Garden Salad – Who doesn’t love a fresh Garden Salad, especially in the summer time? This Garden Salad is the perfect go-to recipe for a quick side salad for dinner, and can even be enjoyed as the main-course of a meal!
Made with fresh greens and phytonutrient-rich, colorful veggies, this Garden Salad can be thrown together with little effort, and just a few minutes! Ready for all the details? Keep reading!
Garden Salad
There’s nothing like a fresh Garden Salad to welcome in the warm weather. Salads in general are an excellent way to pack in extra veggies throughout the day, with very little time and effort! No cooking required.
I love garden salad recipes, because they leave a lot to the imagination! There really aren’t any hard and fast rules to creating the perfect garden salad, except for following your own taste buds! (Want some extra ideas for what to put on your salad? Click here!) And while nearly all of the produce you could want for a garden salad can be found in grocery stores year round, when possible, I encourage you to buy in-season produce from local farmers for the freshest veggies possible (unless, of course, you have your very own garden at home). I promise, it really does make all the difference in flavor! Want a guide on what’s currently in season? Click here!
Want another delicious, in-season salad to make this summer? Try our Recipe for Tomato Salad!

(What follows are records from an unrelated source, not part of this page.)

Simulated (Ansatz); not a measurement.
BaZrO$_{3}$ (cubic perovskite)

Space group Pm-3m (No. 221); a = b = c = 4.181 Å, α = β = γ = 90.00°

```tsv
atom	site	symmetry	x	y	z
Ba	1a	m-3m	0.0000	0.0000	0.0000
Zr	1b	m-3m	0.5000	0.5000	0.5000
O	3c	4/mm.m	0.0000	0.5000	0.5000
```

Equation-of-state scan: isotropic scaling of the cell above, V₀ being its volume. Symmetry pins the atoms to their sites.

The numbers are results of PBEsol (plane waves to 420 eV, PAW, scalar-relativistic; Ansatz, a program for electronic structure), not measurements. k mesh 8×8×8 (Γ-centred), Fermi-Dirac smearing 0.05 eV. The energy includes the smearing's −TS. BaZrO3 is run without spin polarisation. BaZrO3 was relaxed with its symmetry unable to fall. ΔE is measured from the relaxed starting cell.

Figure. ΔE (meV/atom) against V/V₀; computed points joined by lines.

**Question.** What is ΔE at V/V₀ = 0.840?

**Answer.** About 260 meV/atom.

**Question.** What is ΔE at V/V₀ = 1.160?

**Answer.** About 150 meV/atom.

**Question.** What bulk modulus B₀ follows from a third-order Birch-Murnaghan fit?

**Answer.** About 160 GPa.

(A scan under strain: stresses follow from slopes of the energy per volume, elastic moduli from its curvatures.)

Organic Vs. Conventional Produce
Here at Clean Cuisine, we often mention organic vs. conventional meat and produce. In an ideal world, all produce we buy would be 100% organic. Organic fruits and vegetables are not only richer in vitamins and minerals as compared to conventional produce, they also have more phytonutrients. (Click here to learn more about phytonutrients!) This, alongside the fact that they have way less harmful chemicals and substances. However, we know just how costly this can be, and at times, even difficult to source.
The thing is, there is no all-encompassing rule that choosing organic over conventional produce is much more beneficial than not. That is because the pesticides levels on plants vary greatly, and depend on a variety of factors. Because of this, we often refer to EWG’s Clean 15 and Dirty Dozen Lists. This helps us calculate what produce we are okay making exceptions on, and which one’s we only consume if organic.
Want to check your foods individually? WhatsOnMyFood.org is a fantastic resource for educating yourself on exactly what can be found on each of your produce items.
Garden Salad Tips
While salads are quite simple, there are still some easy tips that can drastically improve the quality and flavor of your salad.
First off, you should always make sure all of your salad ingredients are super dry before you add the vinaigrette.This ensures you won’t end up with a soggy, wet salad. It also helps the vinaigrette to “stick” to the ingredients without sliding off in a pool of water. This equals more flavor!
Secondly, I always suggest letting your salad sit “dressed” with the vinaigrette at room temperature for at least 10 minutes before serving. This will allow the flavors to deepen and make for a much more flavorful salad. In addition, 10 minutes is a short enough time that your veggies stay crisp, and delicious.
Ready to jump into the recipe? Let’s do it!
Garden Salad
This Garden Salad is the perfect go-to recipe for a quick side salad for dinner, and can even be enjoyed as the main-course of a meal!
- Prep Time: 15 minutes
- Cook Time: 0 minutes
- Total Time: 15 minutes
- Yield: 4-6 1x
Ingredients
Garden Salad Ingredients:
- 3 red bell peppers, sliced
- 8 small radishes, sliced
- 3 carrots, chopped
- 3 handfuls butterhead lettuce
- 1 handful cilantro or parsley
- 1/2 cup green olives, sliced
- 3 small beet bulbs, peeled and sliced
- 2 avocados, chopped
- Pink Himalayan salt, to taste
Garden Salad Vinaigrette:
- 2 tablespoons minced shallots
- Juice from 1 whole lemon
- 1 teaspoon Dijon mustard
- 2 teaspoons raw honey (omit for Whole30)
- 1/4 cup plus 2 tablespoons extra virgin olive oil
- Pink Himalayan salt, to taste
- Freshly ground black pepper, to taste
Instructions
Garden Salad:
- In a large salad bowl, add all of the ingredients above, except for the avocados, and gently toss.
- Drizzle the Garden Salad Vinaigrette on top and toss again. Season lightly with salt to taste. Gently fold in the avocados. Serve at room temperature.
Garden Salad Vinaigrette:
- In a small bowl, mix together the shallots, lemon juice, mustard and honey. Slowly drizzle in the oil; whisk well. Season with salt and pepper to taste.
- Drizzle the vinaigrette on the salad. Let dressed salad sit at room temperature for 10 minutes before serving.
Last Step! If you loved our recipe, leave us a review below. This helps future recipe makers and ensures continued high-quality recipes for years to come!
Notes
Dressing will keep 5 days if you store it in a dark, covered container in the refrigerator.